Sunday 30 August 2009

Childhood: Shocked into adolescence

Send the child to our roots

Some memories came flooding in the other day about my childhood or is it my adolescence. Now, whilst I have written extensively about my primary school days, I realise I have barely scratched the surface of the wealth of stories to tell, I believe I would eventually visit those times, nothing would be strictly chronological in presentation I dare say.

My parents even though we lived in the North of Nigeria in Kaduna felt it was necessary I go to secondary school near my ancestral roots in the South where I could learn my father’s mother tongue of Yoruba properly – I never made much academic headway with Yoruba, I barely passed any of the examinations, though I did end up learning something.

They also had this feeling that sending me to boarding school would toughen me up; I had always lived a life of some privilege, much of which has hardly withdrawn once I left the confines of the parent-sanctioned borstal.

Steering to secondary education

So, in January 1976, I was put on a flight to Lagos where an uncle collected me and ensured I was able to attend a number of common entrance examinations to secondary schools – thankfully, there was no socialist fervour about selection, if you did well you did get noticed and get offered a place.

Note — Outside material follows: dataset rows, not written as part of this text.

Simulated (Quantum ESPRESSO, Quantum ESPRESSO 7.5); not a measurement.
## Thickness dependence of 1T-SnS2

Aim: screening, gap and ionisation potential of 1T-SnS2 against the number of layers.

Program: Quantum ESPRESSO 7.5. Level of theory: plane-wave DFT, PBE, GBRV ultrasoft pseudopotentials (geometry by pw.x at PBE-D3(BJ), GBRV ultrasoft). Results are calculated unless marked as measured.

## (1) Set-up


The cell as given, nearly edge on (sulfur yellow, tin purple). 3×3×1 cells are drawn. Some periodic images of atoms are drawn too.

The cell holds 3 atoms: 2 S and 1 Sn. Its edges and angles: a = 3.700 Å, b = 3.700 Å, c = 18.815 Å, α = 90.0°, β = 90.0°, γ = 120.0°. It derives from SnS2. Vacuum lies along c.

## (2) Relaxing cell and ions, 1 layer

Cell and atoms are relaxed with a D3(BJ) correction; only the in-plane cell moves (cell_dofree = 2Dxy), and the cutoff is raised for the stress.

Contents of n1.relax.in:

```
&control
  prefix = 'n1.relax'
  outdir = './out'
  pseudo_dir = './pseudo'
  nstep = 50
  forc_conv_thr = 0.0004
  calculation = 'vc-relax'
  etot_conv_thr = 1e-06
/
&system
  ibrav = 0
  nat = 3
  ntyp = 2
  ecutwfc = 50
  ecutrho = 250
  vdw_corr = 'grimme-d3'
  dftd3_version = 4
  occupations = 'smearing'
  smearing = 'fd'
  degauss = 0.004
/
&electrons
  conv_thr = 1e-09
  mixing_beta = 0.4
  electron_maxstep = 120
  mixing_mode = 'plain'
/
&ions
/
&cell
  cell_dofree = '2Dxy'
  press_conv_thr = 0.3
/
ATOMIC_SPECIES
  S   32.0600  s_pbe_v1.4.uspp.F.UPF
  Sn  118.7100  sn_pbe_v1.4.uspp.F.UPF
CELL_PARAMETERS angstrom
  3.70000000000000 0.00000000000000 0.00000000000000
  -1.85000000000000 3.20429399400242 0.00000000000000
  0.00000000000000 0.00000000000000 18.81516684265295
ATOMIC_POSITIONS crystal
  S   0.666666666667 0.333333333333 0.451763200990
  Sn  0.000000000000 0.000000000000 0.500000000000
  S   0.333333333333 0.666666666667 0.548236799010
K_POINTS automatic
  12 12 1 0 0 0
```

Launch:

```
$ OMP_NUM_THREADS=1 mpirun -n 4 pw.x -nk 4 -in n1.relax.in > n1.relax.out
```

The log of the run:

I had also been booked to attend an examination in Ibadan, I cannot remember which school it was but as we drove to the home of my hosts the driver got engaged in some distracting activity with the other kids and I found myself handling the steering wheel of the car with a gorge to the side of the road, the realisation that my turning had dramatic effect must have been seared in my memory that I never touched a steering wheel for another 15 years.

I had to learn the difference between arithmetic which we did in the North and mathematics which was done in the South. Negative numbers? Whose idea was that? I had the services of an aunt who was studying Electrical Engineering at the University of Lagos.

Between a cemetery and a forest

Eventually, a number of offers came, the nearest to my ancestral home was Odogbolu Grammar School, the other was Remo Secondary School in Sagamu where I had very close family.

I had a very terrifying experience when I returned home after 4 months down South when my aunt and our houseboy was chatting about appearances of evil and to the mind of an impressionable 10-year old there was fertile land for imaginations that could produce untold realities.

That night as my parents entertained guests, our kitchen was detached from the main building and as I went to place the dishes out at the washing area, I saw what I believed to be the devil and my life changed completely from then on, I knew fear, I knew terror, I found out that having my parents present did not save me from what my imagination could conjure for my seeing.

Anyway, that meant Odogbolu Grammar School was completely out of the question, the grounds were literally shared with a cemetery, I would have lost my mind if I chose that school.

Preparing for school

When we settled for Remo Secondary School there was the frenzied activity of acquiring uniforms, linen and other essential goods. The instructions seemed muddled, I ended up with grey shorts rather than green ones, and my cutlass was completely unusable for the activity we were to engage in.

The indelible ink of choice was Kandahar, and this was used to label all my effects, the school and house uniforms, the linen, my sandals, my pail, my mattress, my pillow and my metal portmanteau which was acquired from Panteka, the metalworks market in Kaduna – it was black with red dots and it had a hinge link for a padlock.

The first day at school was without much event, we arrived a few days before the seniors apart from the room seniors, fresh students had their own dormitory well away from the seniors.

Eventually, we were allocated our house groups, I was put in Adedoyin House that excelled in coming last in my first 3 years at school, it was a slow start but as soon as we began to settle in the reality of it all began to dawn on all of us.